Was there still somewhat of ancient Gallic elements in the Old French language, more than today, or did that disappear after generations of Roman assimilation?

The Celts spoke Latin by the time of the Frankish conquests, the only Celtic speakers left were in Amorica and in the west of Britain (and Ireland).

What is this, a map of France FOR ANTS?

In terms of Language, you really have to consider that voice and speech of a language especially in the Times of late antiquity up through the 17th century were very delicate.

By delicate I mean the dialect and way a language was spoken changed a lot depending on the stability of the nation and its people inhabiting it. By the late 15th century, France had established itself as a major power and was actually the first country with a standing army of around 25000. Though the borders of France would change man times between 1450 to 1950, the delicacy of its language had for the most part held it's own and even spread itself across the globe in the colonial period of Frances development.

What is most different perhaps may be the inhabits of what is modern France. Many different people's by the year 1000 had already came and went. The obvious Celtic people's as well as Germanics which would evolve to the Frankish and to eventually be Latinized into being known as the French

It depends what old french you're talking about
But obviously it just became "simpler", other accent were created when people stopped pronoucing some letters like "estre" -> "être", "desguster" -> "dégouter". Prononciation changed, for example "oi" became "wa" instead of "wé". Rs are not rolled anymore and it sounds stupid. It really changed particularly in the Revolution.
Every old french versions sounded better than the one today imo

There's just some words, that's it.

It gradually became uglier and more retarded

>What is the difference between old french and modern french?
Old French was more Latin than French
Old French
youtube.com/watch?v=QqYhwm9M8Jw

Middle French
youtube.com/watch?v=FuQpFH1EcrQ

French
youtube.com/watch?v=8I_vQHbmmaY

Easy the old French had homosexual kings and queens wich did nothing but have sex while everyone is starving., while the modern French aren`t starving but are now a meme.

I'm surprised by how much I could understand old French, and Middle French just sound a bit weird at most. That's neat. Can native speakers of English understand Old English like that too ?

Yes they can, even those who have learnt english. If you know how to speak german (or dutch) then it's even easier to understand Old English.

>Not putting glorious Douce Dame Jolie as example for medieval French

youtube.com/watch?v=8Z8rt3hHUEY

But yeah, gotta admit, it is neat to be able to understand a good deal of ol'/medieval French. You'd think it'd be a lot harder even for French natives.

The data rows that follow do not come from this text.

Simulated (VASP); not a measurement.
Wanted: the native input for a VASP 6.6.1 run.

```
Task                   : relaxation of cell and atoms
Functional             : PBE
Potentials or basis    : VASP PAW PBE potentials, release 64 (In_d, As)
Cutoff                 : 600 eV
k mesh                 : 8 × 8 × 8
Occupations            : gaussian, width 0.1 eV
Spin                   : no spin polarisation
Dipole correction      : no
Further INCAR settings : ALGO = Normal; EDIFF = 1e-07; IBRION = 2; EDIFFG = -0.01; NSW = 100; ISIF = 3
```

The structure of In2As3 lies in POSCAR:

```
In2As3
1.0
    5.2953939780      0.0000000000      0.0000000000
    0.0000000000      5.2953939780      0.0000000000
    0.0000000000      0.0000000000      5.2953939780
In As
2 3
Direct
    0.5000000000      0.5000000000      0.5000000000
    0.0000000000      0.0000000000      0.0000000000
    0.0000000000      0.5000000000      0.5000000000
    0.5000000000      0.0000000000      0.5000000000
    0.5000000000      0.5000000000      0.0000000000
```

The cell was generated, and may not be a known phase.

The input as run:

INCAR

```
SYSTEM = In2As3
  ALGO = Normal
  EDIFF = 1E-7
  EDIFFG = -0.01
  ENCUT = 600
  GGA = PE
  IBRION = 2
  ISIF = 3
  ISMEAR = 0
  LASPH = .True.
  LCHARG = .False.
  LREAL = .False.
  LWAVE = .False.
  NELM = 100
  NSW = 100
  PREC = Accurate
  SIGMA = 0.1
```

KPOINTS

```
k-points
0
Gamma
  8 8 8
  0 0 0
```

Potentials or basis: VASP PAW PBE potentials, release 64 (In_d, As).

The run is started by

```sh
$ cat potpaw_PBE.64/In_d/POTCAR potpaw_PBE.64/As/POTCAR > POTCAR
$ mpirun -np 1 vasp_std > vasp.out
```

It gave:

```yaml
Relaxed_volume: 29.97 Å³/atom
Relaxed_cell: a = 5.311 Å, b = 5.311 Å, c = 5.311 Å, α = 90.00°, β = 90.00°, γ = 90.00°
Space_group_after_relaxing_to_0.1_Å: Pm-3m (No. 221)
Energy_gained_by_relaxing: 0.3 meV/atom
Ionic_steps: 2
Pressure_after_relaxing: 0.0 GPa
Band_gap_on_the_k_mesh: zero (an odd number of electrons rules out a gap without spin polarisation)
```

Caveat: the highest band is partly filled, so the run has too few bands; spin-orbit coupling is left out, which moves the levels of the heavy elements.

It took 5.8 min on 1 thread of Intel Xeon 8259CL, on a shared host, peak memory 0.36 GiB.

There were dozens and dozens of different local tongues in France
There was the official french language of the court and of diplomats of course though
When there were the first efforts to make it standardized and mostly to make everyone use the same, they had to sort of syncretize the language with the local ones

Old French had the habit of slapping Fs instead of where modern french would put an S

In any case, a text in old french is rather obscure to the common modern frenchman, though still decipherable
I'm gonna pick up a nearby book and give you an example:
"Fault hault louer la vertu magnanime
De vostre cueur. O libéral donneur!"
These are the first two lines of a propaganda poem for François Ier, by Guillaume Crétin (heh)
In modern French you'd roughly translate it to
"Il faut hautement louer la vertu magnanime
De votre courage. Ô généreux donneur!"
("One has to highly praise the noble virtue
of your courage. O, generous giver!")

I haven't slept for 20 hours so forgive me if I wrote anything stupid

I knew a welsh girl who studied English and I was surprised to learn they had to study texts in Old French, which is historical since it remained the court language for a long while after the normands came in.

Modern French is getting BLACKED

If anything, it's getting a bit ANGLO'D, as there are quite a bit of English loanwords nowadays, mostly for new technologies, but the Académie Française is fighting the good fight. There are some old, mostly indirect Arab influences too, but direct arab influences are mostly limited to a few loanwords, often for familiar/vulgar speech. I can't really think of any African influence, though.

English is getting FRENCH'D BLACK'D and PAKI'D

London is a Franco-Pakistano-Polish caliphate

Really? I'm a native English speaker and I have a decent understanding of German, but something like Beowulf is pretty much gibberish to me other than few words here and there.

I can understand the context. I imagine if you know dutch then it would be easier to understand.

færgripe flodes; fyrleoht geseah,
blacne leoman beorhte scinan.
Ongeat þa se goda grundwyrgenne,
merewif mihtig; mægenræs forgeaf
hildebille, hond sweng ne ofteah,
þæt hire on hafelan hringmæl agol
grædig guðleoð. Ða se gist onfand,
þæt se beadoleoma bitan nolde,
aldre sceþðan, ac seo ecg geswac
ðeodne æt þearfe; ðolode ær fela
hondgemota, helm oft gescær,
fæges fyrdhrægl; ða wæs forma sið
deorum madme, þæt his dom alæg.
Eft wæs anræd, nalas elnes læt,
mærða gemyndig mæg Hylaces

Tell me the context of this, no cheating.

What a dope language, why did the French ruin everything

All African and many Arab loanwoards were from the imperialist period anyway.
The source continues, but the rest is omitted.